You merged your firm Mooney Planning Collaborative with Rick Engineering company in 2015. What attracted you to Rick Engineering?
I worked closely with Bill Rick, Lyle Gabrielson and the Rick Engineering team on numerous projects in the late 1970’s – the early 2000’s and always found them to be leaders in their field and great mentors. Also Glen Rick, Bill’s father and a founder of the company, was San Diego’s first Planning Director starting in 1928-1955 and he built a legacy in planning our city including working with John Nolen on the city’s Comprehensive Plan, developing the first Zoning Ordinance and landmarks like Mission Bay and I felt this would be a wonderful opportunity for me as a planner to following in his footsteps.
How has your degree in Anthropology informed your career in Planning?
I have always felt that my training in Anthropology has been a great advantage in that it taught me to look at communities from a cultural perspective as well as an environmental standpoint –always valuing their unique identity as it relates to neighborhoods and the built environment. Based on those values my work has regularly included both historic preservation and identifying points of cultural identity where possible.
You have received scores of awards in your 40+ year career. What are your most meaningful awards?
I am very proud of the Monty from SDSU and being the first Anthropology major to receive that award as an outstanding graduate, the APA PEN Award of Honor for my Planning Work, the AEP Award for Contribution to the Environmental Profession, my election to the College of Fellows in National APA are all very important, however the APA Award for the film I wrote and produced with my son Kyle, “The Nolen Plan: Vision Politics and Memory in San Diego,” has a special place in my heart.
What are the projects you’ve worked on in San Diego County that you are most proud of?
One very special project we did for CCDC was the History of African Americans in Downtown San Diego that resulted in a series of recommendations to create an African American-themed historic district for the preservation and interpretation of key landmarks. I am also very proud of my first comprehensive plan for the City of Santee which included the Downtown Specific Plan, the extension of the trolley for El Cajon and moving then Highway 125 out of the San Diego River to its current location and preserving the river as a linear park. I recently completed a master plan for the City of Murrieta for their downtown that features extensive historic preservation and open space, while creating new density and new connective paseos in the area which is now moving forward with development.
You have been honored by APA as the writer, director and producer of the film “The Nolen Plan: Vision, Politics and Memory in San Diego,” that focuses on urban planner John Nolen’s 1909 plan for San Diego and its relevance to our city today. What is your next film project?
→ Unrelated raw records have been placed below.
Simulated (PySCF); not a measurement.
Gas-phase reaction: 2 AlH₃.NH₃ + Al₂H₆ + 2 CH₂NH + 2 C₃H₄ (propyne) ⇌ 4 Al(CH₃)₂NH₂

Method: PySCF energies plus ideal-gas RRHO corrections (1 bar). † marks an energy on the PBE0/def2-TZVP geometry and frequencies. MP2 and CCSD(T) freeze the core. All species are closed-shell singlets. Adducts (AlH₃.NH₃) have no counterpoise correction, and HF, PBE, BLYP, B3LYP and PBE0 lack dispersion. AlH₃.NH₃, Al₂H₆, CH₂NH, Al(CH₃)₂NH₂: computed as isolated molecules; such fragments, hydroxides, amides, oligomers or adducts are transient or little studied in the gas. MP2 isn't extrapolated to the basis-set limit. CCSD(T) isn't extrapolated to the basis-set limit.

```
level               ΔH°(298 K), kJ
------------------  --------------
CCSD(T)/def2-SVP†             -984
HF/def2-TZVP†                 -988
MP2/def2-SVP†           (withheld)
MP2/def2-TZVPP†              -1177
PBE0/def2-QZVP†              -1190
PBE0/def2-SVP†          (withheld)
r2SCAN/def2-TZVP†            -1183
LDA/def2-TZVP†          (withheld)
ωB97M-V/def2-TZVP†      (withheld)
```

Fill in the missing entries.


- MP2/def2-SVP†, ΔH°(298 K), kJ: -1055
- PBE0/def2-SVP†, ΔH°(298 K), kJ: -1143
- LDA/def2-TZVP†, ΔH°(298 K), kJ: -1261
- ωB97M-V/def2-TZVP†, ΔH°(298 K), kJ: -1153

I have been working on two concepts one focusing on the history of planning in California at the turn of the century and what the work of Nolen, Olmstead, Robinson and others did to shape our towns and cities. The second idea I’ve been thinking about is the evolution of “Beach Towns.” I went to High School on Cape Cod and was a surfer; so when I moved to California, I first went to Huntington Beach and then transferred to San Diego and have always been fascinated with the evolution of those types of communities and their unique cultures and design always centered on the ocean.
Despite your illustrious career, in some circles you’re better known as the father of Saturday Night Live cast member Kyle Mooney. Share a memorable story.
I get that a lot. Kyle started showing his interest in performing at an early age and was voted most likely to be a TV star in middle school, best actor in high school and excelled at the USC film school and on Comedus Interuptus, the University’s official comedy team. One memory that I will always treasure is associated with the fact that I’m a big sports fan – in particular baseball – and Kyle and I spent a lot of time playing and visiting ball parks and the Hall of Fame together. You also may have noticed in his skits called “Inside So Cal,” he always wears a Padre hat. Well, the Padres took notice and invited him to throw out the first pitch at a game and he told them he’d love to but only if he could do it with his father. So, on my wall at home is a great picture of Kyle and I throwing out the first pitch.
And, what are your other two sons up to?
One of the things I am most proud of is the fact that my sons are best friends and they are all following their passion. I regularly joke that Sean is my favorite since he and his wife Tamara gave us grandchildren Maricela (Machie) and Lucian (Luke). Sean is closest to me in his career in that he’s in city management as Manager of City Design and Public Engagements for the City of San Rafael. He’s also a talented musician who is passing the talent along to our grandchildren. Ryan lives in Brooklyn and is a Senior Manager at the International Rescue Committee (IRC) working with refugees in the U.S. He’s also working on his third novel and regularly publishes short stories in academic press. He and his brothers write, illustrate and publish a Zine called Anti-Hype which includes a comic look at the world.